HEAVY rains, ferocious dogs and evergreen British spirit lie in wait.
A SPLUTTERING Euro Weekly News van spat me out amid the stark void of the sierras, so clueless as to where I was that they might have blindfolded me on the way. Stranded for 24 hours with no money or phone, I was tasked with finding charity by throwing myself at its mercy. It had all seemed more romantic indoors.
Throwing caution to the wind, I flung on my hood and made haste for the whitewashed village nestled in the hillside. I crept around the silent streets like a sly drifter and was barked at ferociously by a salivating sentry, a piercing silence in between its roars.
Spare a shilling?
Ignoring the buck toothed grin of an extra from Deliverance I dived under a thick avocado tree. To hell with orders I thought, I’ll see out my sentence in blissful ignorance under the shade. Just as my mind slipped briefly into that narcotic state of pseudo sleep, thick raindrops fell, and the skies thundered. I needed help.

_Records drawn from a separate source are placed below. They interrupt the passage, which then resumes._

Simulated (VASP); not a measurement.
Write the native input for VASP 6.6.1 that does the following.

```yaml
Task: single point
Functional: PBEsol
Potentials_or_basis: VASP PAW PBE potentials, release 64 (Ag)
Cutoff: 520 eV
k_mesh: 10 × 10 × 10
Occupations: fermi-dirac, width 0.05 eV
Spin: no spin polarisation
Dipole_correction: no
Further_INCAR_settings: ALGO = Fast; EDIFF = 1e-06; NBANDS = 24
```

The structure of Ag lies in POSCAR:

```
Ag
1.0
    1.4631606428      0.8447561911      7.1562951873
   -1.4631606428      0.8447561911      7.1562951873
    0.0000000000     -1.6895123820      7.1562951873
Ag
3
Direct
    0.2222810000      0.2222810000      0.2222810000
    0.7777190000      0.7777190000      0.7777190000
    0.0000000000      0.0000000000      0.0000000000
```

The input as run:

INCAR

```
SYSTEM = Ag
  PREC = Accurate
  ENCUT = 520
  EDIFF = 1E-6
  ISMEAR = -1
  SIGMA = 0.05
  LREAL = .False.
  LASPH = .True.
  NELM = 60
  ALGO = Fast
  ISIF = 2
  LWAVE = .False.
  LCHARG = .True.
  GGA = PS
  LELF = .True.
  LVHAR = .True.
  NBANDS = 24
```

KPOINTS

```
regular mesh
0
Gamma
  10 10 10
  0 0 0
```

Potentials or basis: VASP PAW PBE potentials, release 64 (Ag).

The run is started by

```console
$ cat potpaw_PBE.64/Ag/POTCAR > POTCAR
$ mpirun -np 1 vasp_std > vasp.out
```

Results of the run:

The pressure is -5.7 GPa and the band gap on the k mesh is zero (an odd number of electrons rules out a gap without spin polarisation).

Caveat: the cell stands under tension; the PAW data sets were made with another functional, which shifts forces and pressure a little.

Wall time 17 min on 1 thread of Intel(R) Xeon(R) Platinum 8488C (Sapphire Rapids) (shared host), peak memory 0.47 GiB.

The undercover story was that my imaginary Spanish girlfriend, Maria, had thrown me out of the car after a heated battle of wills. I stuck to the tale because it was infinitely more plausible than the dawning reality that my boss was discreetly trying to assassinate another wayward writer.
In the British quarters, by which I mean the only bar open, my story was met with wild laughter and disbelief but I wasn’t to worry, the party here would go on till the wee hours and we’d find a room for you. There were stories of home tinged with regret.
Needless to say one thing led to another and, in evergreen British spirit, matters soon swept swiftly out of control. The bed I’d been promised disappeared, shuffling down the cobbled streets cackling in ecstasy, and I was utterly alone, angry, and craving shelter with all my being.
A fitful sleep that veered between the terrible fury of being too cold for comfort, and vivid dreams of a crying statue of the Virgin Mary, was cut short by the barmaid, surprised to find a lonesome expat sprawled by the flickering embers of the fireplace.
I shuffled out into Saturday with ringing church bells and Johnny Cash between my ears. I quickly caught the attention of a wild haired Irish hippie raised in the slums of east London, and a privately educated Guardian reader prone to quoting philosophers with a slow and deliberate air. They had met each day for years, an odd couple studying the world’s woes, and welcomed me with coffee, cake and conversation.
"To hell with orders I thought, I’ll see out my sentence in blissful ignorance under the shade
When the two went their separate ways I was offered the use of their tab in case I was hungry or still stranded. It was a gallant gesture of trust and goodwill and I was surprised by a surge of overwhelming gratitude. It was time to go and as I shivered back up the mountains to the agreed rendezvous the rain came thundering down.
An old Spanish lady, fearlessly friendly, offered me a ride back to Competa, my erstwhile prison for a day, I hadn’t the heart to explain that an EWN rescue mission was due to beam me up like ET when the sun set and graciously accepted her kindness.
Determined to escape the rain I sought sanctuary in the church, only to find its great wooden doors locked from within. Burning at whatever bitter irony was at work I swore at the sky.
Hood strapped on I continued my march back up to the mountains. A stray dog appeared from the mist and walked by my side until the hail-storm began.
Cloistered under a bending tree waiting on my lift back to Benalmadena I kept myself warm with a song before my saviour came and swept me away.
Then suddenly it happened
I lost every dime
But I’m richer by far
With a satisfied mind
Money can’t buy back
Your youth when you’re old
Or a friend when you’re lonely
Or a love that’s grown cold
The wealthiest person
Is a pauper at times
Compared to the man
With a satisfied mind
Later I was to reflect that human kindness is still alive and well and to this day I am indebted to all those who lent a helping hand. In this dog eat dog world it’s so easy to believe we live in, they had no cause to look twice. In reply I can only perform my own small acts of charity in the future, and certainly mean to do so at the earliest opportunity.
When you’re alone, you will find kindness in the simplest of actions.
The thrusting open of a car door, the scribbling of a telephone number, can raise your spirits so intensely you could smother a donkey in kisses and pledge to become a kind of karmic knight sowing sunshine and righting wrongs.
I learned that life is about being open. If I had my phone handy, doubtless I would have either buried my head in it, or simply called a friend.
Here, faced with the choice of asking for help or freezing to death, I found that a friendly smile opened doors another me would never have knocked.
To be sure I was soaked, shaken and exhausted, but the experience of losing your ego, at the mercy of mankind rather than in the comfort of bed, is something I wouldn’t change for the world.